There's a gleaming new building filling the sky there now, reaching up and up with a singular brassy defiance. There's a museum and a reflecting pool and a memorial because that's what you do with days that have become history, days so momentous and awful you remember them in spite of how much you'd rather forget.
September 11 was all about emptiness: Blue sky empty of clouds, a skyline empty of two iconic towers, a city suddenly empty of two thousand-plus souls. And so the way we memorialize it is by trying to fill that emptiness, obsessively and endlessly.
That process started almost before the towers collapsed in a jackstraw heap, and went on all that numbed week. I remember, that aching day, sitting in a hardware store in Auburn listening to a man try to fill the emptiness by telling me about another catastrophe, a fire that had destroyed the store 90 or more years before. And I remember going to a football game on Friday night and again the next day, while debate raged as to whether or not it was appropriate..

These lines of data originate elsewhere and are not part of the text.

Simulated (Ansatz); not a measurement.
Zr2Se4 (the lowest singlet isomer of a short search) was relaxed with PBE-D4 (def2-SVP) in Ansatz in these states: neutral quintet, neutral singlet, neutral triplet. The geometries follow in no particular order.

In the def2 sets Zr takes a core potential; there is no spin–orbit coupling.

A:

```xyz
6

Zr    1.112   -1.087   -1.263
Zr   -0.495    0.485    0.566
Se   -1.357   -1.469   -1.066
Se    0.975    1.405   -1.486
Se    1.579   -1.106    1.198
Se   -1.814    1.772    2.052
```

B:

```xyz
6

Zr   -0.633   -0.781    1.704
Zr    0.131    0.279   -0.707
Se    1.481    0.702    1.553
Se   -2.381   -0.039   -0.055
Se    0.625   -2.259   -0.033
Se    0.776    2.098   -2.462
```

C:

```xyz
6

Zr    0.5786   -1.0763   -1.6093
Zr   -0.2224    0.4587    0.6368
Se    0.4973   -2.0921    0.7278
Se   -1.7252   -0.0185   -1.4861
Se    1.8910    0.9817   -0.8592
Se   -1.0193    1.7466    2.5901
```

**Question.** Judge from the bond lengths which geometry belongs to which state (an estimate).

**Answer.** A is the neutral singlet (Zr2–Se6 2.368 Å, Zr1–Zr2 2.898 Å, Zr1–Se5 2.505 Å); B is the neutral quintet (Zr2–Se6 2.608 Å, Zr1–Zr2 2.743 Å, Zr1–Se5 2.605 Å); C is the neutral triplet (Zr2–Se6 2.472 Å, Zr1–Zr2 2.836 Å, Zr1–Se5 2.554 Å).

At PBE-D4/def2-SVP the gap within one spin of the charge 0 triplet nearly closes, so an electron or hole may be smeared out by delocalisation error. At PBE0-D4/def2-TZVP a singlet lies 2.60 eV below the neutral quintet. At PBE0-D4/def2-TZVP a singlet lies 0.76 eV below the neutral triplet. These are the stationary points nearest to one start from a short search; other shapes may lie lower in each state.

That debate goes on to this day. I suppose it always will.
What I've come to believe, however, is that that week was all about making the empty go away, and if going to a football game did that for some people, then I'm not going to quibble about whether or not it dishonored the dead. All I can say is it didn't feel like dishonor.
All I can say, going to a football game down in Monroe Friday night and then to another the next day at Saint Francis, is that it felt more like catharsis, and commonality, and the stitching together of a social fabric torn asunder. That it was a football game that provided the vehicle for this was immaterial; in the end, it was about family, our American family, reaching for each other at a time when we desperately needed to do so. We all could have been at a quilting bee for all that the scoreboard at one end of the field mattered.
Could there have been a better remembrance, I think now, than to stand as one as the taped voice of Lee Ann Rimes floated out across the farm fields around Adams Central, "Amazing Grace" spinning out and out into the September twilight?
Could there have been any dishonor in what happened the next day, when Saint Francis and some team from Wisconsin played a football game that was of no consequence, except for the simple fact that by playing it we had an excuse to come together?
I saw no dishonor in that. I saw none at the tables that greeted you as you came in the gate that day, where donations for the victims were being taken. I saw none in the silver American flag stickers on the back of every Saint Francis helmet. I saw none, at the far end of the afternoon, in the sight of two young boys throwing a football around down in the south end of the field.
One kid scooted for the end zone, football tucked beneath his arm like a loaf of pumpernickel. The other kid gave chase, catching up with him in the end zone and wrestling him to the ground. And then they rolled around for awhile down there, two American boys doing what American boys do on a sunlit American afternoon.
And, for a moment, anyway, filling up the empty.